This week I sat VMware’s VCAP5-DCD exam (and I’m proud to say I passed). As many have commented before me, time is real constraint (or is that a risk). I won’t list out the resources I used to prepare for it; suffice it to say that Gregg Robertson has an excellent post that covers this. Although I have heard about this fantastic design book out there…
Obviously I can’t reveal anything about the content of the exam, but I did want to highlight a small, but important change to the exam format that’s happened recently. The exam consists of a mixture of multiple choice, drag ‘n drop and a handful of Visio style questions. According to Jon Hall, VMware’s certification developer, these diagrammatic questions can account for around half the available points. The most common DCD advice I hear revolves around how to apportion your time to these few, but critical questions. The recommendation is that you skim through the exam once answering all the multiple choice questions and flag the rest. Then you can allocate the remaining time to the big and arguably more important questions. Personally I always read that advice and thought it was topsy-turvy; I was planning to tackle the diagrams first.
However the latest version of official exam blueprint, dated October 26th, has changed its wording and now states:
Once you have provided a complete answer or design for a given exam item and advanced to the next item, you will NOT be allowed to return to that item and the item cannot be flagged for later review. Please ensure when taking the exam that you have completed each answer and/or design before continuing to the next item. Drag-and-drop items and Design items will prompt you for confirmation that the item is complete before advancing to the next item.
Fortunately I noticed this the day before I sat the exam, but because I hadn’t heard anything about it in the community, I wasn’t sure how it would affect things.
Here’s what I found when I sat the exam. Right at the beginning of the exam, just before I hit the start button, the instructions page told me clearly that I was going to get 94 multiple choice and drag ‘n drop, and 6 diagram questions. I believe this ratio can vary, and I’ve heard folk getting only 4 or 5 of the diagram questions. As I progressed onto the questions each page only had a Next button. There was no option to go back, and no option to flag any questions. As the blueprint paragraph states, you get a confirmation dialogue box for the bigger questions to make sure you haven’t accidentally clicked next. On question 100, I picked my answer, hit next, and that was it. Straight to a congratulations/commiserations score page. So there is only one direction you can take and that is forward.
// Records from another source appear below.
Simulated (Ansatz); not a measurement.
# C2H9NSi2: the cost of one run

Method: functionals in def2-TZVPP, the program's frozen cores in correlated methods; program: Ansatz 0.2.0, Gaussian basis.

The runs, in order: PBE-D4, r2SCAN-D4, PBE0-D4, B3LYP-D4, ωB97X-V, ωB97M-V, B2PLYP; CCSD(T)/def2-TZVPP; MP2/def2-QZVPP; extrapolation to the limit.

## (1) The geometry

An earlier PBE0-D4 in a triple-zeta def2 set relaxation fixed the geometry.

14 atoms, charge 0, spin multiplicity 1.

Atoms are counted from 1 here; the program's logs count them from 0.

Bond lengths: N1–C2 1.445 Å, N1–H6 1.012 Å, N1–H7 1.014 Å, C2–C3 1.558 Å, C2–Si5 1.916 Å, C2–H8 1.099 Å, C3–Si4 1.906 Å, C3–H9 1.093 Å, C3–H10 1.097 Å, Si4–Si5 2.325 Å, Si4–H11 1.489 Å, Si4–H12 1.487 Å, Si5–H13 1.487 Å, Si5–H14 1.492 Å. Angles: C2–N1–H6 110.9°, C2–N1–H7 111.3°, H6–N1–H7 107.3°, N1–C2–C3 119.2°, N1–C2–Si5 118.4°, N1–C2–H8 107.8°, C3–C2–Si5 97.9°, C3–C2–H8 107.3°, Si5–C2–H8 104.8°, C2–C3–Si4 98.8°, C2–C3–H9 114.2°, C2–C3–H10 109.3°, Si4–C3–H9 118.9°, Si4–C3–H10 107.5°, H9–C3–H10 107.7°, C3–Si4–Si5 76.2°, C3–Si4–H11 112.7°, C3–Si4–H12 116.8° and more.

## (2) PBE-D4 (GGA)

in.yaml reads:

In retrospect I think it’s a good move on VMware’s part. I don’t like seeing these strategies float around that can give an advantage if you happen to know the special handshake. Now everyone is going to have to address the questions in the same way. It certainly resets the dynamic, and you really have to concentrate on how you want to spend your precious 225 minutes. I’ll be honest, there was plenty of multiple choice questions where I didn’t even read the scenario – I just scanned the actual question and selected what I thought the most likely answer was. There just wasn’t the time to analyse everything properly, and on these low value questions I had to take a chance. I literally finished with less than 2 minutes on the clock. I appreciate the need to test candidates resolving problems quickly, assessing their time management skills and keeping the pressure on; but to me this ability is more suited to break-fix scenarios. This is what the DCA is for. For me, design analysis should be more considered.
Anyway, forewarned is forearmed as they say. Hopefully some of you might read this and not be shocked when the first you realize of the change is when you’re partway through the exam.